Item 1.01. Entry into a Material Definitive Agreement.
As previously disclosed on a Current Report on Form 8-K filed on May 17, 2019 (the “May 17, 2019 Form 8-K”) with the Securities and Exchange Commission (the “SEC”), on May 17, 2019, The Dallas Morning News, Inc. (“TDMN”), a wholly-owned subsidiary of A. H. Belo Corporation (the “Company”), entered into and consummated a Purchase and Sale Agreement (the “Agreement”) with Charter DMN Holdings, LP (“Purchaser”) relating to the property located at 508 Young Street, Dallas, Texas (the “Property”). Pursuant to the Agreement, TDMN sold to Purchaser the Property, together with any and all improvements, appurtenances, rights, privileges and easements benefiting, belonging or pertaining thereto and all of TDMN’s right, title, and interest in and to certain leases, licenses, easements and agreements relating thereto for a purchase price of $28 million, comprising $5.6 million in cash paid at the closing and a Promissory Note (the “Note”) in the original principal amount of $22.4 million with interest payable quarterly commencing on July 1, 2019 with a final installment of all principal and accrued interest due and payable on June 30, 2021 secured by a first priority lien on the Property. The unpaid principal balance of the Note bears interest at the rate of 3.5% per year from the date of the Note through June 30, 2020 and 4.5% per year from July 1, 2020 through the maturity of the Note. The Agreement and form of Note were previously filed as Exhibit 10.1 to the May 17, 2019 Form 8-K.

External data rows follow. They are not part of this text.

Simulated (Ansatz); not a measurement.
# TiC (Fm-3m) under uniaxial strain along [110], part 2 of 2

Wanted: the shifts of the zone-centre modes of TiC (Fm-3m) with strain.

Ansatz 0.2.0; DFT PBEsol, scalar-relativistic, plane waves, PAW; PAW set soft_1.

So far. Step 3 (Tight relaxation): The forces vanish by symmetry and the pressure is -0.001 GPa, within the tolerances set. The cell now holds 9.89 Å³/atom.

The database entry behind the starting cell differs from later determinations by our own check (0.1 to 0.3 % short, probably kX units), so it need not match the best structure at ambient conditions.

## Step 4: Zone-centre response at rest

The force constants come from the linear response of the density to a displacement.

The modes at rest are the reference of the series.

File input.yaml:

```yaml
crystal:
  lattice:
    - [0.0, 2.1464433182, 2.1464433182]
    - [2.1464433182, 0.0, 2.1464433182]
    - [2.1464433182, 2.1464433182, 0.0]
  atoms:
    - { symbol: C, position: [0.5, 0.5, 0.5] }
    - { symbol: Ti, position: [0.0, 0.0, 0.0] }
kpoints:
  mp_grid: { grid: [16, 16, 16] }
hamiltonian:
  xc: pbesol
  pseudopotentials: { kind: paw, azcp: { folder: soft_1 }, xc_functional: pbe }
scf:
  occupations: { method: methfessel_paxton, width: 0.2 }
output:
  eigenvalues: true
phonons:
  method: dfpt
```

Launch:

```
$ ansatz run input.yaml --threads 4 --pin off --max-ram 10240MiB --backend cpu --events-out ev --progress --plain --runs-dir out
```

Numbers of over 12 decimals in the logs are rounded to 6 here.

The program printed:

Purchaser requested, and on April 3, 2020, the Board of Directors approved, an amendment to the Note (the “Modification Agreement”) deferring Purchaser’s interest payment of $194,929.28 that was due April 1, 2020 (the “April Interest Payment”) and adding the April Interest Payment to a second promissory note, together with a 2019 real property tax reconciliation payment due and owing by Purchaser under the Agreement in the amount of $179,784.24 (the “Second Promissory Note”). The Second Promissory Note, in the principal amount of $374,713.52, is secured by a second lien deed of trust on the Property and is due June 30, 2021. The foregoing summary of the Modification Agreement and the Second Promissory Note is not complete and is qualified in its entirety by reference to the Modification Agreement and Second Promissory Note filed as Exhibits 10.1 and 10.2 hereto and which are incorporated herein by reference.
Tyree B. (Ty) Miller, an independent director of the Company, recused himself from the board’s discussions, consideration and approval of the Modification Agreement and Second Promissory Note. As previously disclosed in the May 17, 2019 Form 8-K, although no related person has any direct or indirect material interest in this transaction that would require disclosure under Item 404(a) of Regulation S-K, the board was aware of, and considered, certain other relationships between Mr. Miller and the individual who is both the president of Purchaser and the owner of all of the interests in the entity that is the sole general partner of both Purchaser and the sole limited partner of Purchaser.